2016-04-01 19:43:03

by Chris Metcalf

[permalink] [raw]
Subject: [PATCH] nohz_full: Make sched_should_stop_tick() more conservative

On arm64, when calling enqueue_task_fair() from migration_cpu_stop(),
we find the nr_running value updated by add_nr_running(), but the
cfs.nr_running value has not always yet been updated. Accordingly,
the sched_can_stop_tick() false returns true when we are migrating a
second task onto a core.

Correct this by using rq->nr_running instead of rq->cfs.nr_running.
This should always be more conservative, and reverts the test to the
form it had before commit 76d92ac305f2 ("sched: Migrate sched to use
new tick dependency mask model").

Signed-off-by: Chris Metcalf <[email protected]>
---
I found this bug because I had a program running in nohz_full
on a core, and from a different core I called sched_setaffinity()
to force that task onto the nohz_full core, but I did not end up with
a kick to the nohz_full core, so tick-based scheduling did not start.
This is probably bad enough that we should fix it for 4.6.
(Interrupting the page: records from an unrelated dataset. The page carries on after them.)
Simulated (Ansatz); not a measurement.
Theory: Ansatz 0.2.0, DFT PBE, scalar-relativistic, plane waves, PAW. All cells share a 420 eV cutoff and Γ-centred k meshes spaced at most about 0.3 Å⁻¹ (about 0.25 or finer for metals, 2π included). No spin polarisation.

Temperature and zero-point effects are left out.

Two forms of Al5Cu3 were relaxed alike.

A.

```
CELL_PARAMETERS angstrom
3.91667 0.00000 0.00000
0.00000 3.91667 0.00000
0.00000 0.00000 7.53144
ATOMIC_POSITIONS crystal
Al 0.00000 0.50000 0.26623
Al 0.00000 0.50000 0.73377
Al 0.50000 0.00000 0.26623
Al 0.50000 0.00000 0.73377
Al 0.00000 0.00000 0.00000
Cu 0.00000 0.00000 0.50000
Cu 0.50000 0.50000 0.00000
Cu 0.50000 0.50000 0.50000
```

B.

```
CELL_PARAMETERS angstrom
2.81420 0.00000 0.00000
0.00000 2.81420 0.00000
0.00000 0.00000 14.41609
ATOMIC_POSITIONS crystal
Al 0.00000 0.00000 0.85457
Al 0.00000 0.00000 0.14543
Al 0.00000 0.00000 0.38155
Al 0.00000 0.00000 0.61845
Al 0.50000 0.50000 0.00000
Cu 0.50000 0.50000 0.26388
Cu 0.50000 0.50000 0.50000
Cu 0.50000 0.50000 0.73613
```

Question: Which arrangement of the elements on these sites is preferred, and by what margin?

Strangely, for some reason, the existing code worked correctly for me
for tilegx, but not for arm64. I see that the enqueue_task_fair()
code calls enqueue_entity(), which calls account_entity_enqueue() to
adjust cfs.nr_running. That seemed to happen on tilegx, but not arm64.
Perhaps there is some difference in how the sched_entity stuff is done,
but frankly that took me a little deeper into the CFS stuff than I was
willing to dive in this moment.

I could also argue that sched/core.c shouldn't have a lot of CFS
stuff in it anyway, and if we view the FIFO/RR stuff as handling the
real special cases in sched_can_stop_tick() anyway, then just checking
the core nr_running feels like the right thing to do regardless.

kernel/sched/core.c | 2 +-
1 file changed, 1 insertion(+), 1 deletion(-)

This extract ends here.